Some time passed, and Prince Siddhartha was out riding once again outside the estate with his friend and driver Chandaka. Chandaka was feeling fairly comfortable, for the day was beautiful and the trip was going well. Most importantly the prince, who was so often morose, seemed to be in a cheerful mood for a change.
Suddenly they caught a glimpse of an ascetic wearing a yellow robe. Siddhartha was filled with his usual curiosity, and he asked Chandaka what this meant.
“Not again!” thought Chandaka, for he could already foresee what was surely about to happen. Still, he had been asked a question, and he felt he had to answer it.
“He is a person who has left his family to practice religious austerities. He hopes to discover the way to triumph over suffering.”

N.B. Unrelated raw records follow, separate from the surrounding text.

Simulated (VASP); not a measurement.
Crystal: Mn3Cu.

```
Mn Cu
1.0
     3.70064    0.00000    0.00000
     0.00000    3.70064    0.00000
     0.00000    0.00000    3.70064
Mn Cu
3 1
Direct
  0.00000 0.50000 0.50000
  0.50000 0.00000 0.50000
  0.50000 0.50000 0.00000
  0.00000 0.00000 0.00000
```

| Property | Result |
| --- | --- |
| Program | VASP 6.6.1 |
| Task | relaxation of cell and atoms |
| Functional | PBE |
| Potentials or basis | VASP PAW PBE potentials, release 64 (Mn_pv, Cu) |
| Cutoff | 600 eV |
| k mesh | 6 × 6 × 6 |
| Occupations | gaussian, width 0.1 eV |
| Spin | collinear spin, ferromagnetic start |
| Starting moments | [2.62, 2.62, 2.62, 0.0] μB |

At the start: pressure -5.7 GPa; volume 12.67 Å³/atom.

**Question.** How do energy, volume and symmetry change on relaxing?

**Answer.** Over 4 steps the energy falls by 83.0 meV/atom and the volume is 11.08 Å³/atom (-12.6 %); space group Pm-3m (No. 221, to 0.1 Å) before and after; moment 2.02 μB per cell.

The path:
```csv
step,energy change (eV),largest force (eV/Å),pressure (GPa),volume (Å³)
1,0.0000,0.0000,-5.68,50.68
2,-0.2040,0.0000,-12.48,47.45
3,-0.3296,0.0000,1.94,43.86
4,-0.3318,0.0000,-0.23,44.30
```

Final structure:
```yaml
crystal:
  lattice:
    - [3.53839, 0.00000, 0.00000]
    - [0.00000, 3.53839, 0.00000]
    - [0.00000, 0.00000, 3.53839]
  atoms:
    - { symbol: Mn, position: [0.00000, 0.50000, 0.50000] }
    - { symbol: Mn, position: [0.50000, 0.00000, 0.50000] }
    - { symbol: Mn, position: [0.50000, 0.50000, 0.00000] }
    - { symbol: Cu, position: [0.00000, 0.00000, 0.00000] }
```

Siddhartha was fascinated, just as Chandaka was afraid he would be. When they returned, he sat in his room thinking about the idea of leaving one’s family to study the way to overcome suffering. If that was possible, then somewhere somebody must have figured out how to do it. Perhaps he could find that person and learn that method, and then bring the news back to save the people who hadn’t learned of it yet.
As he sat thinking, someone came and told him his wife, Lady Yashodhara, had given birth to a cute little boy. Siddhartha had little immediate reaction. The courier asked what the child should be named. But Siddhartha paid little attention. He kept repeating over and over to himself, “The obstacles are tightening around me.”
Of course, he was expressing frustration at his situation. But the courier thought “obstacle” was supposed to be the child’s name. So the boy was called Prince Rahula (Rāhula), meaning “eclipse” or “obstacle,” because of what Siddhartha said.
Some people say that Princess Yashodhara carried Rahula in her womb for six years, and that she didn’t bear him until Siddhartha became a buddha. Some also say that he received the name “circle” because he was born during an eclipse. And some people say that he is reborn as the son of every buddha. But these things are hard to know.